By Gerald Butt
The results of the two referendums in Cyprus were as expected.
On 1 May this will become the EU's most easterly border
But the margin by which Greek Cypriots rejected the UN plan to reunite the island was not.
Far from providing a clear and final solution to the 30-year crisis that has kept the island partitioned, the outcome of the referendum has created a host of problems - for Cyprus, and for the EU.
And it has cast a shadow over Cyprus' EU accession on 1 May, with only the southern part gaining tbe benefits of EU membership.
While President Tassos Papadopoulos said after the referendum results were announced that efforts to reunify the island would continue, the EU and the UN insisted that the latest version of the plan was the final one.
And hopes that a close result might justify the holding of a second referendum on the plan have been dashed.
During the build-up to the vote, the voices of Greek Cypriot supporters of the EU deal were continually drowned out by those of the rejectionists.
While former Presidents Glafcos Clerides and George Vassilliou campaigned for a "yes" vote, they faced formidable opposition from Mr Papadopoulos and Akel, the powerful and influential Communist party.
Those in favour of the plan accused the government of failing in its duty to explain the complex, 9,000-page plan to the public.
Instead, they said, ministers put out disinformation and highlighted issues that were designed to persuade voters to reject the plan.

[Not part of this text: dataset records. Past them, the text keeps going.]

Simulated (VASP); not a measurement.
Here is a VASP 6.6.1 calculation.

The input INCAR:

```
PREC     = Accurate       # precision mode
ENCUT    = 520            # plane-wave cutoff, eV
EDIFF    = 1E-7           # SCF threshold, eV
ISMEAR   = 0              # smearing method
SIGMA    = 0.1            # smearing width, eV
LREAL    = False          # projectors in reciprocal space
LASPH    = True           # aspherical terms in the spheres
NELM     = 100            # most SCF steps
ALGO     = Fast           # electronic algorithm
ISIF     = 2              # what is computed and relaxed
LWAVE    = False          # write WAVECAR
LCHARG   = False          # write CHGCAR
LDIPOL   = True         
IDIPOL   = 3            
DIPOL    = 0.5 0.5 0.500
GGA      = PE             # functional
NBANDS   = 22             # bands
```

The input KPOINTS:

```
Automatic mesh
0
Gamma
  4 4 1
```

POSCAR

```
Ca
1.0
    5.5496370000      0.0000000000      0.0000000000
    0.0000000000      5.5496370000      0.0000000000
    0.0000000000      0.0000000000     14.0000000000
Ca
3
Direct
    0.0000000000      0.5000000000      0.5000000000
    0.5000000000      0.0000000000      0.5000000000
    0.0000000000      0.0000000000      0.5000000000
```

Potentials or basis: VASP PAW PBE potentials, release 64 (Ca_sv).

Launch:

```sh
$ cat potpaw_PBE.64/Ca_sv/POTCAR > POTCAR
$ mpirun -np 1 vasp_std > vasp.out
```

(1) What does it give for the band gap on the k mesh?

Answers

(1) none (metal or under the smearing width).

Detractors of the unification proposals - the product of two years of negotiations involving senior UN diplomats and the personal supervision of Kofi Anan - cited security fears as one of the main reasons for rejecting it.
In particular they objected to the provisions that allowed Turkey to keep troops - albeit a tiny fraction of the current force of 30,000 - in northern Cyprus, and which enabled Turkish settlers to remain there.
The voting pattern among Greek Cypriots, unusually, cut across party lines.
The heated debate caused family rifts and broke up friendships.
In the north, by contrast, the result was much as predicted and followed the pattern that has emerged in Turkish Cypriot politics over recent years - with supporters of reunification and EU membership on one side, and the nationalists, headed by veteran politician Rauf Denktash, on the other.
The bigger question now is how the outcome of the referendums will affect political life in Cyprus and the island's relationship with the EU.
While there are many uncertainties, one eventuality is beyond doubt - on 1 May, the Republic of Cyprus will become a member of the EU.
Equally certain is that it will receive a very cool welcome from EU officials and from most other member states.
The European Commission, in a statement after the referendum outcome was known, regretted that "a unique opportunity to bring about a solution to the long-lasting Cyprus issue has been missed".
But the diplomatic tone of that statement camouflages the fact that President Papadopoulos stands accused by Europe of bad faith by refusing to negotiate on any of the main issues.
"I am going to be very undiplomatic now," EU Enlargement Commissioner Gunter Verheugen said three days before the referendum.
"I feel cheated by the Greek Cypriot government."
So having for so long watched northern Cyprus, and Mr Denktash in particular, being blamed by the international community for being the intransigent parties, Greek Cypriots will have the unusual experience of being cast in that role themselves.
They may also feel uncomfortable seeing Turkish Cypriots being rewarded by the EU for their acceptance of the reunification plan.
The likelihood is that Europe will lift the trade embargoes that have been a major factor in the impoverishment of northern Cyprus.
There is also a possibility that some governments will break with their past policies and decide to recognise the Turkish Republic of Northern Cyprus.
Over the past three decades, it has only had formal ties with Turkey.
Turkish Cypriot politicians may not encourage the international community to recognise their self-declared state, seeking instead the acceptance of the status of a Cypriot constituent state, as it would have become - alongside the constituent Greek Cypriot state - under the UN's federal plan for Cyprus.
For its part, the Turkish government will hope to be rewarded for its support for the reunification plan by being informed next December of a date for EU accession negotiations.
But it must also be aware that the Republic of Cyprus, as a member of the EU, will have the right to veto Turkey's application.
In Cyprus itself, in one sense nothing much will change, with the island continuing to be separated by a buffer zone manned by UN troops.
But in another sense there will be a change, for the line that divides the island and runs through the middle of the capital, Nicosia, will become the most easterly border of the EU.
Deciding on the status of a frontier running through a sovereign EU nation and abutting an unrecognised state is just one of the many problems that European politicians must tackle.
For them, the outcome of the two referendums could have been worse - but only just.